Hazel Blears reveals cameo role in classic movie
By EWAN FLETCHER and KEITH BEABEY
Last updated at 21:09 26 May 2007
Labour deputy leadership candidate Hazel Blears was once centre-stage - as a child star in the classic movie A Taste Of Honey.
The kitchen sink drama's themes of social deprivation, single motherhood, race and sexuality could almost be a personal manifesto for the 51-year-old party chairman, who has made no secret of her working-class roots.
The 1961 film, starring Rita Tushingham as a 17-year-old who becomes pregnant by a black sailor, features a five-year-old Miss Blears as a pigtailed street urchin.
Cameo role: Hazel Blears was plucked off the street to be an extra in A Taste of Honey
Director Tony Richardson was filming in Salford, Manchester, where she grew up, and spotted her and her brother Stephen playing in the street outside their family's terrace home. He drafted them in as extras.
Miss Blears, now MP for the city, said: "The director wanted a couple of street urchins in the film and saw me and my brother playing in the street, asked me mum if we could be in the film and, being the proud working-class woman that she is, she made absolutely sure we had our Sunday best clothes on and were all scrubbed up.

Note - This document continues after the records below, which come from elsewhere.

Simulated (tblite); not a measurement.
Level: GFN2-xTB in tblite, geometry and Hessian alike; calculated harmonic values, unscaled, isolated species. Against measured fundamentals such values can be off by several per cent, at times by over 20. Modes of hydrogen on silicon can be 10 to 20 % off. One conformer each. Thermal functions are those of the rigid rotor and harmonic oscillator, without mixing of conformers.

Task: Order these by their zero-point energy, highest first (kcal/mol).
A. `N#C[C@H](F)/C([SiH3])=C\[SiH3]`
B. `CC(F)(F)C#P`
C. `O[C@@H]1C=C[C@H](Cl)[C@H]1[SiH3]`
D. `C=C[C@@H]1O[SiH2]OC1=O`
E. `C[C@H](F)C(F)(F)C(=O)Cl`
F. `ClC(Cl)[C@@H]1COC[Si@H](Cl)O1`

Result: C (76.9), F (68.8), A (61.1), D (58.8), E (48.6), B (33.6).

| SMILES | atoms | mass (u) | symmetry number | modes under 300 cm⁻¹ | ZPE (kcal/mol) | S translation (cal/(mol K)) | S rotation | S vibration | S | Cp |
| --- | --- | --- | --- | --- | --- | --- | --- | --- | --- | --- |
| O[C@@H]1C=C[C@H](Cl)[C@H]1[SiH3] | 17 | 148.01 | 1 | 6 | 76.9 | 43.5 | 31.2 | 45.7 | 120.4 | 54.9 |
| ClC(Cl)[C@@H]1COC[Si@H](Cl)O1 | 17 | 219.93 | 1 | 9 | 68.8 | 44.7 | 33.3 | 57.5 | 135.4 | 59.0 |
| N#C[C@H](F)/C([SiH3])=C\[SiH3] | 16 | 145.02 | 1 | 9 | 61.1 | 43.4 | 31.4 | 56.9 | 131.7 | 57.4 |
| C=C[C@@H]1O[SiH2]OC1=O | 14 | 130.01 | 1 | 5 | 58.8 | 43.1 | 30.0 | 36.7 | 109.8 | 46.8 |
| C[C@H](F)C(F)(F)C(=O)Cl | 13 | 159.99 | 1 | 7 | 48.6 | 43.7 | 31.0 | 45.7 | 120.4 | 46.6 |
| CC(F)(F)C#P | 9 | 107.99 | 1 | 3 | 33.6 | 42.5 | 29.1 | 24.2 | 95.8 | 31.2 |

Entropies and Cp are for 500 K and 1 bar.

"So, if you ever see A Taste Of Honey, right at the beginning, then you'll see two of the best-dressed urchins that you're ever likely to see.
Drama: Stars Rita Tushingham and Dora Bryan
"You can see me in the opening credits. I'm wearing a tartan skirt and am bouncing a ball.
"My brother, who is four years older than me, was one of the boys who sings the theme tune The Big Ship Sails On The Ally Ally Oh.
"I don't remember being paid. I don't think my parents were paid, either. We might have got some sweets."
Many people in the tight-knit neighbourhood were proud that their streets had been used as the backdrop of such a successful film.
But in truth, Tony Richardson - ex-husband of Vanessa Redgrave and father of Natasha and Joely Richardson - had chosen the area because of its poverty.
The film, which also stars Dora Bryan and won four Baftas, was shot near the Blears family home in Hancock Street.
The area was demolished in a slum clearance project in the Sixties and the site now lies beneath a dual carriageway.
Hazel Blears passed her 11-plus exam and became a solicitor, local councillor and finally the MP for Salford.
Her brother Stephen, meanwhile, went to the local secondary modern school and is now a Manchester bus driver.
The MP and her husband Michael Halsall live in a smart Edwardian house in a secluded tree-lined avenue in her constituency - which would have been considered posh by those living in Hancock Street.